Background
After a qsip_data object is built and validated, the first step in
the analysis is to filter the features using
run_feature_filter()
. This is done to narrow down the
sources for a specific comparison, and remove features that are not
useful for the analysis. Filtering has three sequential steps.
- identify relevant unlabeled and labeled
source_mat_id
values for the comparison - score specific features are considered “present” in a source by using fraction count thresholds
- remove features that are not present in enough sources
Each step is detailed in the following sections.
Define the sources for a comparison
The first step in filtering is to identify the relevant source_mat_id
values for a specific comparison. The run_feature_filter()
arguments most important for this step are
unlabeled_source_mat_ids
and
labeled_source_mat_ids.
These are lists of source_mat_id
values that are used to filter the features. These can be explicitly
stated
(e.g. unlabeled_source_mat_ids = c("source1", "source2")
),
or they can be identified by using some key terms that will identify all
sources satisfying that criteria
(e.g. unlabeled_source_mat_ids = "12C"
or
labeled_source_mat_ids = "labeled"
).
There are internal validations for this step to make sure the sources
provided to a given argument make sense with the isotope designation in
the source data. For example, if you try to give a 13C source to the
unlabeled_source_mat_ids
then there will be an error. If
you try to sources with a mixture of heavy istopes (e.g. 13C and 15N) to
the labeled_source_mat_ids
then there will be an error.
This can happen either explicitly by providing the wrong source_mat_id
values, or if you have a mixture and choose “labeled” for
labeled_source_mat_ids
. Having a mixture of unlabeled
source isotopes (e.g. 12C and 14N), however, is allowed and will not
give an error.
The group argument is optional and provides a place for a description
of that particular comparison
(e.g. group = "7 day drought treatment"
).
Score features as “present” in a source
Simplistically, a feature is considered present in a sample if there are counts for it. Features present in only a few samples, however, can lead to inaccurate estimates of thei weighted average density (WAD) and should therefore be removed. For example, if a source has 20 sequenced samples (fractions), each with their own read depths, a feature appearing in only one sample may be because that sample happened to have the deepest sequencing. Therefore, it wouldn’t be expected to be an accurate representation of the true density values. Therefore, a feature should be present in at least a few samples (let’s say 3) to have a more trustworthy WAD value.

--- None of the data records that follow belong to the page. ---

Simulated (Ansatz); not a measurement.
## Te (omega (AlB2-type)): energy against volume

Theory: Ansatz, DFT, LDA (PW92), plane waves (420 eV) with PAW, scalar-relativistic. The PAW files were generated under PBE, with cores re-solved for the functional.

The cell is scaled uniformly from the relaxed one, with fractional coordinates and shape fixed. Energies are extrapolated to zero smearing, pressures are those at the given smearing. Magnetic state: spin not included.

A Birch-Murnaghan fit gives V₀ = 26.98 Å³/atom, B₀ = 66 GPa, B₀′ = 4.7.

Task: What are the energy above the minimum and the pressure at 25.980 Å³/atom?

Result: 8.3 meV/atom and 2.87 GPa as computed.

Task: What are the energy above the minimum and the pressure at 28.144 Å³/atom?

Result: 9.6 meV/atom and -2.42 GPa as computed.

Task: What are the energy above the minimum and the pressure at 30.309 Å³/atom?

The minimum fraction count can be defined differently for the
unlabeled and labeled samples using the
min_unlabeled_fractions
and
min_labeled_fractions
arguments, respectively. The function
uses these values to define a feature is present in a source if it is
found in at least that many samples (fractions).
Remove features that are not present in enough sources
The results of the last filtering step are used in this step to make
a final call for a feature_id
in that comparison. If a
feature is found in the number of sources defined in
min_unlabeled_sources
and min_labeled_sources
,
then it will survive the filtering step and move on to resampling/EAF
calculations.
Example
As detailed in the main vignette, we can use the
show_comparison_groups()
function to see the available
comparisons (this is just a prediction though!). We can run a few with
the test dataset (example_qsip_object
) and see how the text
result changes to allow less through as we get more restrictive.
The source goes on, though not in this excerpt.